Making the Best Use of Our Time
By Michael J. Graham, S.J.
It’s the Sunday before Thanksgiving as I write these words, and the same question is on the minds of just about everybody at Xavier University these days: Where the heck has this semester gone? It seems just yesterday we welcomed the new freshman, but that was months ago now. Two weeks of classes after Thanksgiving, a week of finals, and that’s it. Another one for the books. When I mentioned my amazement at how fast the semester is going to a friend of mine, he consoled me by telling me it’s because I am getting old. I prefer to think that it’s because I‘ve been busy, but no matter. It’s almost gone all the same. And here I am still wondering, just where has this semester gone?
But—maybe because I’m both a president and a priest I think of things like this—here is an even more important question: not where has this semester gone, but how has this semester gone?
It’s an interesting time of year to be asking this question of “how”—an interesting time of the Church year, I mean. This Sunday as I write this letter is the Feast of Christ the King, and its Gospel is Matthew, a chapter that, were it the only fragment of sacred scripture to survive, would still give us everything we need to know. There on His throne of judgment sits the Son of Man. But instead of wielding the sickle of last harvest or the sword of final judgment, it’s a question that the Son of Man carries with Him, a question to cleave sheep from goats as surely as Moses split the sea with his staff. It is not a question about creeds or commandments or beliefs. It is a question about food and water and clothing and comfort, about how you and I have attended to the needs of the hidden Christ wherever we have met Him.
To frame the question of how this semester has gone against this scriptural background is to be reminded of the important observation by the last General Superior of the Society of Jesus, Fr. Peter-Hans Kolvenbach, that Jesuit universities are best measured not by their
acreage or their endowments or the SAT’s of their incoming classes, but by who their students become. And so maybe the real question is how our students are becoming who they are becoming, in the course of this last semester.
Well, here’s a quick scan of select calendar items from the course of the past month.
• On Nov. 7, the University celebrated its third annual Sustainability Day in which we recommitted ourselves to the greening of the Xavier University campus both in academic offerings and concrete practice.
• On Nov. 8, the Xavier Women’s Center presented a national
conference on gender-based violence that convened experts from across the United States and students, faculty and staff from the University itself to reflect on this important topic, in part to reduce sexual assault on campus.
• On Nov. 11, Veteran’s Day, a large number of members of the Xavier family met with the families of two alumni who died in Iraq at the Shrine of Our Lady, Queen of Victory and Peace, overlooking Victory Parkway, where they unveiled new plaques that added the names of those two alumni to the shrine and then they stirringly rededicated it with “Taps” and a 21-gun salute.

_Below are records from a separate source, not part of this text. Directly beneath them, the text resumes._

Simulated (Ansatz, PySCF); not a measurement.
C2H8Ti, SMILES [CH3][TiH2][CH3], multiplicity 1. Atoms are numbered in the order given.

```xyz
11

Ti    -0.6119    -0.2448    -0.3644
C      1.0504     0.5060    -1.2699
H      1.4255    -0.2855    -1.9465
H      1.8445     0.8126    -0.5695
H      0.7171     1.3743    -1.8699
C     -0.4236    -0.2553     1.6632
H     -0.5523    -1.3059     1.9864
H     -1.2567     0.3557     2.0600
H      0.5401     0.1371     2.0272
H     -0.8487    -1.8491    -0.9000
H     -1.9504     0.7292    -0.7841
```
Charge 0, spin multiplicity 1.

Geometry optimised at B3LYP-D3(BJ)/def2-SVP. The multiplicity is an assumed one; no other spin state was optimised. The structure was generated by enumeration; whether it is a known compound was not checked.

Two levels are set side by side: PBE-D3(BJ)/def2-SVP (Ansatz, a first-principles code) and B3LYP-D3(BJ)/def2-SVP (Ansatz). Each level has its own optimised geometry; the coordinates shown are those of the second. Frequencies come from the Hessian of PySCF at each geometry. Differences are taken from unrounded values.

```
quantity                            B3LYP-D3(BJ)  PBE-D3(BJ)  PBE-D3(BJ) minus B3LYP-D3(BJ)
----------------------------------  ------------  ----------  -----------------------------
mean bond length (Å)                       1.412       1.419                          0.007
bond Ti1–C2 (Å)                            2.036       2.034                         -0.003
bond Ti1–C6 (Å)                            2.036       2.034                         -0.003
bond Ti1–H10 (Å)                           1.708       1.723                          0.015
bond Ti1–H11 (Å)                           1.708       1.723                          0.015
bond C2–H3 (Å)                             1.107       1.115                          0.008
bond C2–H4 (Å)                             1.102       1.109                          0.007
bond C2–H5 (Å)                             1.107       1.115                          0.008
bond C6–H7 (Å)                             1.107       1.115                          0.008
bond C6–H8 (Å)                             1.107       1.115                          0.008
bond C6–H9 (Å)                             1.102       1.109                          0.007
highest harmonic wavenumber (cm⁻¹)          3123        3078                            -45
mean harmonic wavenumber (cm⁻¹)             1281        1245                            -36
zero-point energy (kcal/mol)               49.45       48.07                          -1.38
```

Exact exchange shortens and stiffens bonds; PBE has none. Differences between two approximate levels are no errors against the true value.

• The Dorothy Day Center for Faith and Justice recently celebrated another successful semester of the Philanthropy Program, where Xavier students awarded $12,000 in grants to nine non-profit organizations in Greater Cincinnati, bringing the total of such grants to $151,000 since the program started in 2002. Since then, it has been embedded in 38 classes, involved 870 students and granted awards to 94 partner organizations.
• And then, on Nov. 17, students too numerous to count stripped down to their gym shorts and shoes for the “Nearly Naked Mile,” an annual fundraiser that is a lot more chaste than it sounds and which raised money to send 12 pre-professional health students on a service project to Guatemala from Dec.31-Jan. 7. “Mega-silliness,” to be sure as Xavier’s Rabbi Abie Ingber put it, yet it lets off a little steam, provides big smiles all around and goes to a very good cause.
In addition to Matthew 25 concerning the last judgment, another favorite scriptural passage of mine is 1 Peter 3:15: “Always be prepared to give an account of the hope that is in you.” Just so, Xavier University must always be ready to give an account of its own fidelity to our Jesuit Catholic mission, especially against the background of these ringing words of Christ from Matthew 25.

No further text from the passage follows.